Unable to write to 16bit register

Dear all,

with this simple code

void setup(){
  Serial.begin(57600);
  ICR1H = 35;
  ICR1L = 53;
  Serial.print(ICR1L); Serial.print(F("\t"));
  Serial.print(ICR1H); Serial.print(F("\n"));
}

I get this result to my Serial monitor

53 35

On the other hand when I try this

void setup(){
  Serial.begin(57600);
  OCR1AH = 81;
  OCR1AL = 18;
  Serial.print(OCRA1L); Serial.print(F("\t"));
  Serial.print(OCRA1H); Serial.print(F("\n"));
}

I get this result to my Serial monitor

18 0

When I try to read OCR1BH I always get 0 too
Output Compare Registers A/B shouldn't suppose to be a r/w register?
Writing HIGH byte first and reading it last shouldn't be the right sequence?

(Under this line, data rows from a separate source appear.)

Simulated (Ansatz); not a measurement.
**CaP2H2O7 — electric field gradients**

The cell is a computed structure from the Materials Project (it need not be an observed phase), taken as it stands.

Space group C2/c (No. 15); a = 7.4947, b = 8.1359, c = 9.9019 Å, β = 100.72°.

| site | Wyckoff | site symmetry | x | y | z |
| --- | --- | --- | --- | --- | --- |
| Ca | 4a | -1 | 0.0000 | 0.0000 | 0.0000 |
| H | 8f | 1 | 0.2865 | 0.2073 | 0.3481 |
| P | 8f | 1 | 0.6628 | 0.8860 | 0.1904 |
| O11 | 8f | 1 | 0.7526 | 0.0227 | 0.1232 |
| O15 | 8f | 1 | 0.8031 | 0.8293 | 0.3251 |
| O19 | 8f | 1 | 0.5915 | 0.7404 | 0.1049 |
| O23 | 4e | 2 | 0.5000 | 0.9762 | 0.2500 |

I 'll be glad for any help tnxs

             OCR1AH = 81;
Serial.print(OCRA1H);

             OCR1AL = 18;
Serial.print(OCRA1L);

See any difference?

nop
018 is what I get now

Spelling is important

no I don't see any difference
I still get zero for HIGH byte

Now do you see...

OCR1AH
OCRA1H

OCR1AL
OCRA1L

Writing HIGH byte first and reading it last shouldn't be the right sequence?

Yes, that’s absolutely the correct sequence. The latch is on the high byte. Why do you say it shouldn’t be?

Also some timer registers have a 16 bit combined register name. The compiler generates the correct access sequence for you if you use them.

Clear the timer register TCCR1A before writing (that is always the first thing I do when configuring the timers). I’m not quite sure why but both of these approaches work if you do.

void setup() {
  // put your setup code here, to run once:
Serial.begin(9600);
unsigned int i,j;
TCCR1A=0; 
OCR1AH = 23;
OCR1AL = 10;
Serial.println(OCR1A);
i=23*256+10;
OCR1A = i;
j=OCR1A;
Serial.println(j);
}

void loop() {
  // put your main code here, to run repeatedly:

}

pcbbc:
Now do you see...

OCR1AH

OCRA1H

OCR1AL
OCRA1L



Yes, that’s absolutely the correct sequence. The latch is on the high byte. Why do you say it shouldn’t be?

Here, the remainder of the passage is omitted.